Consequent to the last detail
Less and More: The Design Ethos of Dieter RamsBy Keiko Ueki and Klaus Kemp
Suntory Museum, Osaka / Fuchu Art Museum, Tokyo
Looking at the kitchen mixers, hi-fi equipment and other products that Dieter Rams (b. 1932) devised for the German company Braun from the late 1950s to the late 1990s, it’s hard to imagine the phrase ‘white goods’ could have come from anywhere else. Look at Rams’s T 3 Pocket Transistor radio (1958) and TP 1 (1959) and you see the spiritual forefathers of the iPod.
Less and More is an 800-page book-cum-catalogue published by the two Japanese museums (the Suntory in Osaka and the Fuchu Art Museum in Tokyo) responsible for the recent Dieter Rams retrospective. (The exhibition comes to London’s Design Museum in November 2009.) The book is bound in soft white plastic, with the contents printed on two stocks: one best described as a bible paper, the other a semi-coated matt. This gives its (uncredited) designer the opportunity to break from text to full image to photographic orthographic projections of some of the iconic products Rams designed for Braun over a 42-year career at the company, including nearly three decades as design director (he retired in 1997).
The book begins by providing a context for Rams in the industrial tradition and the postwar economic miracle of the Federal Republic of Germany. It then moves into photo-essay mode, documenting Rams’s late 1950s explorations of kitchen mixers, radios, record players, speakers and razors. In the early pages, we see the simple formats and industrial design vernacular so successfully rediscovered by Jonathan Ive at Apple and their imitators. By page 196 the connection is made explicit with the T 1000 World Receiver radio (1963), a landmark design that continues to inspire a new generation of industrial designers. (An essay in Less and More calls him ‘The designer’s designer’.)
The document continues for another 400 pages of hi-fi designs, camera equipment, calculators and furniture, including Rams’s timeless 606 Universal Shelving system for Vitsœ. Then it’s back into bible paper for more context. A timeline of Braun products defines an industrial corporate design spanning 30 years. There are essays on
Rams’s working processes; his relationships with Vitsœ and Braun; packaging and communication design.

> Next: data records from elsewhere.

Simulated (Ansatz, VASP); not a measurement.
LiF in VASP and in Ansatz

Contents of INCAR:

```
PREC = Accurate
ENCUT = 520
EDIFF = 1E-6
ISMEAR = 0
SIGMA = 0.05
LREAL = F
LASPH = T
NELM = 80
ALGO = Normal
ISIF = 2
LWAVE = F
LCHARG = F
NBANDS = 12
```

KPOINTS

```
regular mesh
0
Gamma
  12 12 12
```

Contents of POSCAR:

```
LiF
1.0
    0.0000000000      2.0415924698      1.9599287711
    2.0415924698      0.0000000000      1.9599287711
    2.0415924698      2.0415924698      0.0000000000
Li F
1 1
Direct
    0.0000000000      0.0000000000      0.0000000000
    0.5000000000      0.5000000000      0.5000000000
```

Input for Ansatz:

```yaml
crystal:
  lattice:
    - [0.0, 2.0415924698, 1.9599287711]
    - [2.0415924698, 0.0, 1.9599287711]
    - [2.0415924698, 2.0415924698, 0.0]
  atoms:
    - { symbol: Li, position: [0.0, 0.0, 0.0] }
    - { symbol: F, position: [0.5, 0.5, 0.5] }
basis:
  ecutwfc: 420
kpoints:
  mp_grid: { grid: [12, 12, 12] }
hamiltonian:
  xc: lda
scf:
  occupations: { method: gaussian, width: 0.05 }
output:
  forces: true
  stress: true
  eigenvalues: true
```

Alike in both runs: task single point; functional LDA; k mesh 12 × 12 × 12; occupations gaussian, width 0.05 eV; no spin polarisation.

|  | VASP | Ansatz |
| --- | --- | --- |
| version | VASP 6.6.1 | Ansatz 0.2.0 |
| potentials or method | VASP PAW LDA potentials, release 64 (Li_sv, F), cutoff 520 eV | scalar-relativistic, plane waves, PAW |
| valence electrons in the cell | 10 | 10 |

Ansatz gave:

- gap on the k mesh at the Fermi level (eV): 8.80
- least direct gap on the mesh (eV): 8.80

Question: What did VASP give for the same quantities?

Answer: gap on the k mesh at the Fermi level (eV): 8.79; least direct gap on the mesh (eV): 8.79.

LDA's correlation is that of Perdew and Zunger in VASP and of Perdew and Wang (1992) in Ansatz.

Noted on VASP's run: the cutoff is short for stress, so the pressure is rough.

The book is well researched, with an expansive bibliography and points of reference (though no index). The essays provide a context for key periods and relationships, dialogues on pure design, the design process, use of materials and the design of life itself, including Rams’s own ‘Ten Commandments’, which include the line: ‘Good design is consequent to the last detail.’
In contrast to, say, the stylistic meanderings in American car design over the same period, you see in Rams’s work for Braun and Vitsœ a recognisable visual language expressed across white goods, furniture, hi-fi equipment, advertising and packaging – integrated brand identity in two and three dimensions. It’s notable that Ive enjoys a similar relationship with Apple, where the results are similarly defined. As Rams might say ‘design is to think’ or ‘less but better’.
Cover and spread (top) from Less and More, showing Rams’s innovatory wall-hung hi-fi system from the mid 1960s.